It's going to be a great week. For starters, we are celebrating the 1 year anniversary of our beloved Comedor Lilia. Can you believe it? It’s only been 1 year! In addition, this is the week that we re-launch Bar Comala, down at the NW Park Blocks. I say re-launch because it really feels that way. Over the past month, I’ve watched our team (Chef Olivia, Madison, and Uncle Matt) invest hours of their time off working on the concept. If you’ve been over in the last two weeks, then surely you’ve seen the results yourself, the place is starting to feel like the space that we originally set out to make. Along with all of the cosmetic changes, Comala is set to launch an entire new selection of cocktails, primarily highlighting spirits from Mexico, more specifically Mezcal. For us, Mezcal has always taken center stage in our story. When we first launched República, there were about 25-30 sku’s available in the city, and for the most part many of them belong to the big brands; Del Maguey, Ilegal, Union, Bozal, Vago, big budget stuff. We had no interest in them back then or now, for us they represented much of what we didn’t like about Mezcal, despite some of their work being pretty outstanding (Del Maguey & Vago). Supporting brands that were not owned by Mexicans or that we felt exploited our culture was something that didn’t align with our values.

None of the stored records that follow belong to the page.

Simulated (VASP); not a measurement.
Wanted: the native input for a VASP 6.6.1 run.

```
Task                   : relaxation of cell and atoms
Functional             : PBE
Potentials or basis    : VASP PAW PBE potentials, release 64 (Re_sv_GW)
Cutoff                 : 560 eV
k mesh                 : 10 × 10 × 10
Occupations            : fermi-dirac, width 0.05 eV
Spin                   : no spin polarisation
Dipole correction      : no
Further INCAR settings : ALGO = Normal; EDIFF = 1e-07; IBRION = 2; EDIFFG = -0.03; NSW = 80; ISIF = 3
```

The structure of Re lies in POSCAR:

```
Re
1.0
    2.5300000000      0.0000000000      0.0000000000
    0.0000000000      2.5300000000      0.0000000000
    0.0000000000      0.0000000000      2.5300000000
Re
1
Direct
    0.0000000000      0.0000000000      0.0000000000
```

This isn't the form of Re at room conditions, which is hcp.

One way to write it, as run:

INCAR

And so I went to every liquor store in town. I bothered them about brands and labels, most of them didn’t really believe in the mezcal hype, especially when a case of Mezcal is running them at $1,600+ for 12 bottles vs ¼ of that cost for a case of very good whiskey. No one really paid attention to my list… until I met with the folks at 11th Avenue liquor, after that it was on.
It’s been 3 years since I began showing up at liquor stores asking them to carry certain things. To give you a better idea of that growth, 11th Avenue liquor had a dedicated space for Mezcal that would take maybe 5% of their two rows of Tequila display. If you go now that split is about 60-40 with Tequila still holding on… but it's not by much. Surely, I cannot take all the credit, after all, it was those guys who also got hit by the Mezcal bug, so much that anytime something comes across their radar they are often the first to snag it. I will say this though, what makes our selection at Comala so special, is the level of intentionality, more specifically, our knowledge of the spirit and the collection we choose to curate. As Mezcal continues to rise in popularity and I watch a lot of new (and old) Mexican establishments attempt to place more emphasis on it, their driver for doing so is by simply carrying more of it, especially when they belong to some sort of bigger group. It becomes a thing about owning as many as possible, stocking their shelves with either lower quality brands or 15-20 of the same type of varietal, more specifically Espadin, or an Espadin blend, which are typically the most affordable. Tequilas are not much different, anytime I get a request for one here, I tell them we only have maybe 12-13 of them total, all owned by Mexicans, all of them diffuser free. What are diffusers you ask? Ugh… I’ll save that one for another time but let you google it instead.
Going back to the original point, intentionality.
Look, I’ve said this on many occasions, I am not a Chef. At best, I might be a writer. But if there is something that I am certain of is that I am a reader.
Any topic out there, when I want to understand something better, I don't read for answers I read for inspiration.
I read to try and understand authors formulas, the way beat- junkies listen to J Dilla, in hopes of making sense of the patterns that made his sound one of a kind.
Can I first understand Bolaño and Borjez before I can understand Neruda?
Or is it supposed to be the other way around?
Did I read “Laberinto de la Soledad” because I was confused. Or Am I confused because I’ve read “Laberinto de la Soledad”?
Despite that last sentence, I don't read because I hope to emulate someone's style. (Although shoutout Nick Hornby for that last line).
I read because it forces me to develop my own style, not as a writer but as a teller of stories.
Not just on paper or on social media, but more than anything, as a creator of concepts.
At República, these books here are what we present our checks on at the end of one's meal. We are certainly not the first to do it, but probably the first to intentionally pick the writers who inspired this space and even a dish or two in the past. The same writers, who write poems to which we name cocktails after.
Every once in a while, you get the literary nerd or the retired anthropology professor. Course by course or drink by drink they begin to connect it all. The history, the etymology, the poetry, the details… and when it all hits them, it blows their mind.
Some of our tables are named after those writers instead of numbers. Hemingway, Neruda, Fitzgerald…
You ask yourself, what can be better than naming a dish "Ode to the Apple"?
A person reciting the actual poem to their partner while sitting at "Neruda", having an anniversary date.
That's my formula, I guess.
Give the little things meaning.
You say the margarita is the most requested cocktail in a Mexican restaurant? Great, name it "What happened in 1519" .
When they ask why we chose to call it that, simply explain to them the story of the arrival of Spaniards to the coast of Veracruz and the good and bad that came from that exchange.
And when you do it, channel the cadence and approach of the greats.